Yesterday I said Judge Stearns got a little ahead of himself in declaring Whitey’s claim of immunity for murders to be committed in futuro will not be considered. I suggested he should not have done that without figuring out what it was that Whitey is claiming. I should have mentioned he has left the door open for Whitey to tell us about his deal
Judge Stearns pointed out he was confronted with “the paucity of information provided by defendant regarding his purported claim of immunity.” Reading the judge’s memorandum it is clear he is trying to figure out what exactly is claimed by Whitey whose lawyer J.W. Carney is saying to the judge “wait until trial and we’ll let you know.” Stearns says he won’t be doing his job if he does that. He says if Whitey has immunity then there will be no need for a trial; on the other hand if he doesn’t have it then a jury can’t say he does. It is up to a judge to decide this issue beforehand.

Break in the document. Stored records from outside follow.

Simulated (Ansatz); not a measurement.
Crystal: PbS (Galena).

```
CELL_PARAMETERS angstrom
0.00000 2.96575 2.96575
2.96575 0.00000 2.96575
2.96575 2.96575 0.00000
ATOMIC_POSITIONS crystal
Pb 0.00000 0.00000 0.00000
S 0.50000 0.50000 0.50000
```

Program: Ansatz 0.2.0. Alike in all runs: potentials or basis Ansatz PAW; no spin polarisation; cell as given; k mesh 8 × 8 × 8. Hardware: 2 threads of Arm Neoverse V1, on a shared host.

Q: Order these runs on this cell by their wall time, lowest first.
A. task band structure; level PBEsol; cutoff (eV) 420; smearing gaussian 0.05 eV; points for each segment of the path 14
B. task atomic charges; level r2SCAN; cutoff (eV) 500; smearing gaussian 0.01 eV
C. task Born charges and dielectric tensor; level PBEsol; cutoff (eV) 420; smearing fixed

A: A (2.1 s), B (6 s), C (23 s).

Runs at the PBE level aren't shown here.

What Judge Stearns has decided is if Whitey claims AUSA Jeremiah O’Sullivan gave him prospective immunity to murder someone then that in and off itself will not stand because O’Sullivan had no power to do this. In a footnote he said: “it strains credulity to suggest that an Assistant United States Attorney would have had the authority decades ago to authorize the murder of American citizens, on American soil, for reasons wholly unrelated to national security concerns.” I suggest what the good judge is suggesting is that back at the time O’Sullivan is purported to have made his deal with Whitey things in America were different.
They really weren’t. The debate over the existence of kill lists is happening today because we are doing our killings more openly with drones. In prior days, we were more subtle about them. Subsequent to WWII we had a policy to use the CIA to assassinate people. In 1976 President Ford had to enter a secret executive order (Executive Order 11905) barring this practice. It does not appear the passage of time is relevant to the issue.
Decades ago or today, Judge Stearns is absolutely correct suggesting that if the power to kill exists at all it resides in the president and no one else and only with respect to the security of our nation. Unless the president puts his seal on any planned killing, such as he does on today’s kill list or the past CIA targets, no one else in the executive can authorize any person to kill another. Our troops do not go off on combat missions without the approval of our president. There is absolutely no way that Jeremiah O’Sullivan would have thought he had a similar authority. Obviously he never would have suggested to Whitey that he could go forth and commit murder.
The problem we have is we don’t know what Whitey was going to tell us. It’d be nice to know. There are some things O’Sullivan could authorize. Judge Stearns noted as much.
In his final footnote he said he really didn’t know if Whitey’s claim is “one of entrapment by estoppel (or public authority)” rather than one of immunity. If it is either of these, he notes they “are affirmative defenses to be tried by a jury.” But to do this Whitey has to give “appropriate notice of the defense to the government” and the court will determine if Whitey “has a cognizable and colorable basis for asserting it.” In other words, it’s time for Whitey to put up or shut up.
Which leads me to the real problem Whitey has. After upwards of ten books and five or more court decisions telling us of the murders he has done, there are few people who have heard of him who don’t believe he had committed some murders. Anytime Whitey will enter a courtroom there will be a presumption of guilt. Actually, it will be beyond that, there will be a substantial belief in his guilt.
Cloaked with that belief, if Whitey testified, as he now has to do before a judge, of a deal he had with Jeremiah O’Sullivan, a man who most believe served honorably as an assistant US attorney for many years, wherein he says O’Sullivan authorized him to murder people the judge will have great difficulty suppressing a smile indicating her disbelief. No judge would ever get to the point of trying to decide if the deal involved permission to murder people. No judge would believe the conversation ever happened.
Whitey’s only hope was that somehow a naive jury would believe such a preposterous event actually happened. That hope is gone. Judge Stearns said the issue must be decided by a judge noting she has an obligation to prevent “the potential for jury confusion and distraction” which after all this immunity assertion is.
Time is running short. There are few options left to Whitey. One is to testify about his immunity agreement and be subject to the government’s cross-examination. That’s no real choice because he can’t win and he’ll be giving the prosecutors the chance to bat him around before trial. He’s got to recognize he’ll soon be living in the same big house as former FBI Agent Robert Hanssen if his health holds out.